Trump Readies Next Big Moves on Immigration


As President Trump works out revisions to his controversial seven-country travel ban, his administration is also working on a separate immigration-related executive order that could send bigger shockwaves through the business community, according to Bo Cooper, a partner at immigration law firm Fragomen.

The earlier order, with its 90-day ban on travel into the United States for citizens from seven predominately Muslim countries, led to chaos at airports and prompted over 100 companies, including some of the country’s largest high-tech firms, to join a lawsuit opposing the measure.

About 60,000 people had visas provisionally revoked in the short period that the ban was in place, but a successful court challenge brought by the states of Washington and Minnesota blocked further implementation of the order.

The administration is currently preparing a revised version of the ban that it hopes to implement soon. In the meantime, it is working on another executive order that is "much more likely to have broader and longer term consequences for the ability of employers that rely on U.S. immigration programs to move their talent into this country from overseas," Cooper said in a recent webinar.

While the order is still only in the draft stage, in its current form it would require federal agencies to review all regulations that allow foreign nationals to be employed in the U.S. and determine which ones violate immigration law or are otherwise not in the national interest.

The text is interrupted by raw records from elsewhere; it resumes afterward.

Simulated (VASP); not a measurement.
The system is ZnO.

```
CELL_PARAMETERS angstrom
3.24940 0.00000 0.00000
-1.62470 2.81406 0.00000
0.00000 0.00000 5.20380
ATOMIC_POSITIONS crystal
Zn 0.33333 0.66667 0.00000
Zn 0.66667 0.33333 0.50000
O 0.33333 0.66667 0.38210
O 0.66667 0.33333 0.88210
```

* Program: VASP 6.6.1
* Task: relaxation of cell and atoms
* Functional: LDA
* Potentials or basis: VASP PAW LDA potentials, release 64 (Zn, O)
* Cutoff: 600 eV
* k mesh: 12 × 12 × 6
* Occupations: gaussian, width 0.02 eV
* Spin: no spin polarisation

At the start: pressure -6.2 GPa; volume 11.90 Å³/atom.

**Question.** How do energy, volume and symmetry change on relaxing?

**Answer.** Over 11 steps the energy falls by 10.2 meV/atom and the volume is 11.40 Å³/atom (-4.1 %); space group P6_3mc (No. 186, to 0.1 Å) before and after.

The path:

"This is a startling way to frame this instruction because it seems to build in a conclusion that at least some of those regulatory programs do violate immigration statutes or otherwise don’t serve the interests of the nation or of U.S. workers," Cooper said. "So, it is a not-so-subtle indication that we should expect proposals after that review that result in a narrowing of many of those programs."

For example, the draft order calls for the rollback of significant portions of the Optional Practical Training (OPT) program, which allows students with F-1 status to work for up to 36 months on a student visa in order to gain practical training to complement their education.

The order would also propose changes in how H1-B visas are allocated and suggests an alternative to today’s lottery process to ensure that the visa is reserved for what it calls "the best and brightest."

The order would also increase the number and scope of unannounced site visits that are carried out by the U.S. Citizenship and Immigration Services’ fraud detection and national security unit. "We should expect to see a lot more use of the government’s audit and enforcement authority as a result of the executive order," Cooper said.

Employers should stay alert about the potential changes and press the government for clarity as the process moves forward, advises Cooper, who once served as General Counsel for the U.S. Immigration and Naturalization Service. "I was in the government before and I have been in situations where we hadn’t anticipated certain implementation issues, so citizens who raise concerns in a cooperative way as they arise do a real service to the government," he said.